Native California grassland on a serpentine-rock hillside at the Oak Granary in Potter Valley, one of the areas in Mendocino affected by the fires (the Oak Granary land did not burn, but the fire came very close)


We have always been at the whim of the weather. Fire, wind, water, moving earth; these are the first deities we ever named. I believe the time is upon us when we are being called to name them again.  I do not think we have a choice, now. It is clear that no matter how safe we thought we made ourselves behind the trappings of industrial civilization, we are as vulnerable as we ever were. More so, because we have forgotten that these elements, they comprise our home. We are given everything we ever had by the selfsame soils, waters, winds, fires, and this remembrance is a balm and a strengthening gift that can nourish and buoy us every day.

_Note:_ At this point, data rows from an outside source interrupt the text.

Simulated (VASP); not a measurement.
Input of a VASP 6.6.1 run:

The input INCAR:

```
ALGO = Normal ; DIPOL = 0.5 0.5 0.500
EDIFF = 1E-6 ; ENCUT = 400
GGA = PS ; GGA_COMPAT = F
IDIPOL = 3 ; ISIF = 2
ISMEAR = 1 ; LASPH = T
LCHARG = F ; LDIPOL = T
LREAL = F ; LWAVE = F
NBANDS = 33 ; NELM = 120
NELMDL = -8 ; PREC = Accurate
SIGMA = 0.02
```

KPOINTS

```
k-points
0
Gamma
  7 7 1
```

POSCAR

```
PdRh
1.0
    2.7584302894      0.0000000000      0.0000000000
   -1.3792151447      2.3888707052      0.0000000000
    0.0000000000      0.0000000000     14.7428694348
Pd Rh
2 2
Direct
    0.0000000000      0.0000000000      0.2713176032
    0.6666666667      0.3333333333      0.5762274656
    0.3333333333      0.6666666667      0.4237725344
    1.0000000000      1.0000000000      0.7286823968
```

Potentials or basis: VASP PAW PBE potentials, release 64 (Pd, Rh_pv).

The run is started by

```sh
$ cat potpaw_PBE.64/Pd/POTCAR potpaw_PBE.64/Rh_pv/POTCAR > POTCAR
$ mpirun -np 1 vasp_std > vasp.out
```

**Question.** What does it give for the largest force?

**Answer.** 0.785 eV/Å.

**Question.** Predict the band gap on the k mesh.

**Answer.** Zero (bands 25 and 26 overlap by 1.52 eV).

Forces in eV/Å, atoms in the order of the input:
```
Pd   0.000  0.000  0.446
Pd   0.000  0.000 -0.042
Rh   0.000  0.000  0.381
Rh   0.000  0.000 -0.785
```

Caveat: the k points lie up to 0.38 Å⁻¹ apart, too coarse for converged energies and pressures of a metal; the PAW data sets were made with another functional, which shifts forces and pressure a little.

We are so small in the face of such titans, these old earth deities, these weathers. And they are everywhere growing more erratic, more intense, more unpredictable, and more dangerous to us, because they are the earth's own voice, describing a total systemic imbalance. We are animals dependent on a living planet, a fact we've been trying to hide from ourselves in the West for centuries.  We can't hide from it anymore, and it is frightening and sad to see so suddenly and so clearly the truth that all the scientists and all the predictive models have been saying for years: this is only the beginning.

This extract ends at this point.